On September 19th, 2018, I woke up to a text from my now-ex-husband. “I know everything.” He said. “Don’t make a scene.”
We’d been in LA, visiting one of our best friends from college, and we’d been out for drinks the night before – an excursion in which I had, ultimately, drunk too much whiskey and ended up leaving my phone unlocked after passing out in bed. A few hours later, my now-ex-husband had padded his way upstairs to join me, and – after a very short amount of rummaging around my unlocked cellular device – had found the slew of texts that lifted the veil on a horrible secret. It was an affair sort of secret, and later that day that secret led to our divorce.
The thing about this secret was – it also led to another Marine being separated from the Marine Corps.
I had cheated. And not only had I cheated, I had cheated with the worst person imaginable – one of my Captain-husband’s Corporals.
I’m well aware that by admitting this fact to this particular readership, I’m willingly throwing myself under the bus – or, in this case, the wrath of an online militia that might very well declare me an infidel, light their virtual torches, and pummel the comments section with well-deserved vitriol. So – I suppose I’m writing this to come out of the closet, in a way, and to apologize to a community of people that I once sought enormous comfort in.
To condense a very long story into as few words as possible – my now-ex-husband and I had had some issues, and instead of working on those issues,
I – very impulsively, and very stupidly – both figuratively and literally fell into the arms of a friend of mine, a friend that I had known outside of the Work Setting. The Military Setting. The Marine Corps Setting.
From my angle, there’s a lot to be said – so much, in fact, that I recently wrote a book about it.
But my egregious lapse in judgement had a ripple effect that caused an enormous amount of pain to many more people than myself, and I’m fully aware of this. These people are not limited to, but include – well, first and foremost, my now-ex-husband, whose world was (temporarily, at least) torn to shreds. And then, of course, the Marine whose life took a very swift, very ugly U-turn into oncoming traffic. And then the many handfuls of family members and friends, who had to find out the full extent of the story over the course of time, and who then had to decide if they would Pick Sides – or, as my now-ex-husband and I vouched for, choose both.
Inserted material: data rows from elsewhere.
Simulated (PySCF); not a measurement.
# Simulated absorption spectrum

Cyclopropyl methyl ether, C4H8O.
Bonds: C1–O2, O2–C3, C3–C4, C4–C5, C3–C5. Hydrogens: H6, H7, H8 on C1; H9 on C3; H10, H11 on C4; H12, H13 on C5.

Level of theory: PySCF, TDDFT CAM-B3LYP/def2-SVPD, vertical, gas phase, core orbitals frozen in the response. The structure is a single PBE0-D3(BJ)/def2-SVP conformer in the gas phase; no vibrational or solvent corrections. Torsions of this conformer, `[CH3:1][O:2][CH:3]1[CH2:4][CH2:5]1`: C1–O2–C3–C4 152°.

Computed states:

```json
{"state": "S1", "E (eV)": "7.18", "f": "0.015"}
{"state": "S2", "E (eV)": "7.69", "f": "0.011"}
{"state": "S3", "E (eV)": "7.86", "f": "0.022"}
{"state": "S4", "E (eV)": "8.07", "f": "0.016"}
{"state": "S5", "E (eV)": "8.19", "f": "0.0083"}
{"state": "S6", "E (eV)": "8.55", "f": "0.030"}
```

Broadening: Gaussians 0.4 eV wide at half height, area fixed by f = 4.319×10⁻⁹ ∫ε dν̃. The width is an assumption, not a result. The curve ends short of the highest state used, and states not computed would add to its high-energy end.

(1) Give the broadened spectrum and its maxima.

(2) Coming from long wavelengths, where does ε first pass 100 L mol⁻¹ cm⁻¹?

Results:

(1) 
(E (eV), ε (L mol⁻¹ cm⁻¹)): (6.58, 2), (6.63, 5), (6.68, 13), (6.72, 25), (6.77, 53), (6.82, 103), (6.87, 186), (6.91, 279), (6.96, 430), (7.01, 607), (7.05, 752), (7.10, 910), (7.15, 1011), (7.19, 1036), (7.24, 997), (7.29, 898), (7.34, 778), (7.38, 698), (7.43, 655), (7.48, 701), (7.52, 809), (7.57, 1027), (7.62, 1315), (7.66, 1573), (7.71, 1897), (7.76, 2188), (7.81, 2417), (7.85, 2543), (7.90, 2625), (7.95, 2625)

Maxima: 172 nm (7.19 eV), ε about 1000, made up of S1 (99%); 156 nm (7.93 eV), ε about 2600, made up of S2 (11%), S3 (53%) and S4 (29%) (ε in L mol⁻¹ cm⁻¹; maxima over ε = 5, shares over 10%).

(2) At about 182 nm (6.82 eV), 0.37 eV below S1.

Some did. And some did not.
Either way – I am responsible for a lot of hurt, and that is by no means something that has been wasted on a heart and a brain that I took good care of abusing, afterwards, on my own.
I tell this story not for sympathy, but rather to illustrate that adultery is, indeed, very much a punishable offense per the UCMJ. It’s just a little more nuanced than simply being able to point a finger, cry “adultery!” and present a case that will end in conviction.